By Desmond Samith | February 16, 2013

Chaminda Vaas was hired by New Zealand last year to help their fast bowlers. © AFP

If appointed as the new fast bowling coach, can former paceman Chaminda Vaas revive Sri Lanka’s fast bowling, especially in Test cricket? Not unless certain measures are put in place. To be fair by the current pace bowling coach Champaka Ramanayake, who is contracted with Sri Lanka Cricket until 2015, it should be said that it was recurring injuries to key bowlers that has resulted in Sri Lanka failing to make a real impact with pace bowling in the recent past.

On the other hand, a cursory look at the top order batting, the averages of the batsmen and the first innings totals Sri Lanka have managed to post in the matches played in the last two years will reveal where the real problem lies. That’s another question altogether and it should be addressed by the batting coach Marvan Atapattu who is likely to be promoted as the assistant coach.

The new fast bowling coach will have to grapple with is injuries to pacemen. Experts say there can be two reasons for fast bowlers to pick up injuries: Over straining (over bowling) and lack of bowling. Although fast bowlers may feel it is taxing on them when international schedules are too tightly arranged, more often than not it is the second factor that is causing problems for the Sri Lankans – a lack of bowling.

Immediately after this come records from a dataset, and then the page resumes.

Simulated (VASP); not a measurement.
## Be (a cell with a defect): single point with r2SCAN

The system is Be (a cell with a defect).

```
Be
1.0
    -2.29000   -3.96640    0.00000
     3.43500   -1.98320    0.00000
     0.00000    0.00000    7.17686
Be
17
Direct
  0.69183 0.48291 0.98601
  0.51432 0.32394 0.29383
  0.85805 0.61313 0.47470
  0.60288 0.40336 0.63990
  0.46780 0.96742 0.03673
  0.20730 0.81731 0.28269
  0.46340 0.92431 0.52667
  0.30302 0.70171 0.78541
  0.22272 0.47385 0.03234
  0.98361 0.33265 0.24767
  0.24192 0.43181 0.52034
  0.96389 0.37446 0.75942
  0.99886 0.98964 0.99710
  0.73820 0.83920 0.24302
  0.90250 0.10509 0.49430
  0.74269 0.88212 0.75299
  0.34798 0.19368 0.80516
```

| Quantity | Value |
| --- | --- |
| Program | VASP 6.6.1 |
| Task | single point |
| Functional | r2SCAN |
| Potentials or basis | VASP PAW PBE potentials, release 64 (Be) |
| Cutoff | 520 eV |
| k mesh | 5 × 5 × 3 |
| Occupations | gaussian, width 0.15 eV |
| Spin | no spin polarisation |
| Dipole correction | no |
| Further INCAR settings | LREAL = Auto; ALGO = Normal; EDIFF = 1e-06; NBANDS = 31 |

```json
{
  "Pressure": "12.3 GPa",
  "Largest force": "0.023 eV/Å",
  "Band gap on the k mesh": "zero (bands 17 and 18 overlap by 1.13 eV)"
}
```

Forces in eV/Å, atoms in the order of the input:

Fast bowlers need to have a good number of overs under their belts in first-class cricket in order to be match ready. It is pertinent to examine if Sri Lanka’s bowlers bowl enough in domestic matches. The workouts at the gym may take a bowler to a certain distance, but bowlers need to have enough conditioning at bowling if they are to play Test cricket on a consistent basis. One grouse of the critics is that the leading fast bowlers do not play enough domestic matches even when they are available. The critics are absolutely right. It is said that former greats like Dennis Lillee and Richard Hadlee were always ready to bowl one more over for their captains, even after long spells. They were two players who worked hard and maintained their fitness levels. They played enough domestic cricket and always bowled at the nets to their mates.

Do the Sri Lankan pacemen bowl at the nets? Why should they? We have net bowlers who turn up for net sessions and do the bulk of bowling. The squad bowlers just loosen up and bowl a few overs for less than one hour. When there are four of them, they hardly get enough time in, bowling at the nets.

The coaches at clubs and respective provincial teams should encourage pacemen to bowl at least 30 overs in a domestic match. This simply does not happen. A fast bowler usually bowls 100 to 120 overs in the entire season in eight to 10 matches. Experts believe this is insufficient to be a bowler with adequate fitness and endurance levels and to bowl 50-60 overs in a Test match. This is the reason why Sri Lankan bowlers usually do well in truncated formats of the game – ODI and Twenty20 cricket – and even reach top slots in bowling rankings, but cut a sorry figure when it comes to Test cricket. The premier club matches in Sri Lanka are played over three days, whereas other Test playing countries play four-day matches. There again, Sri Lankan pacemen are at a disadvantage.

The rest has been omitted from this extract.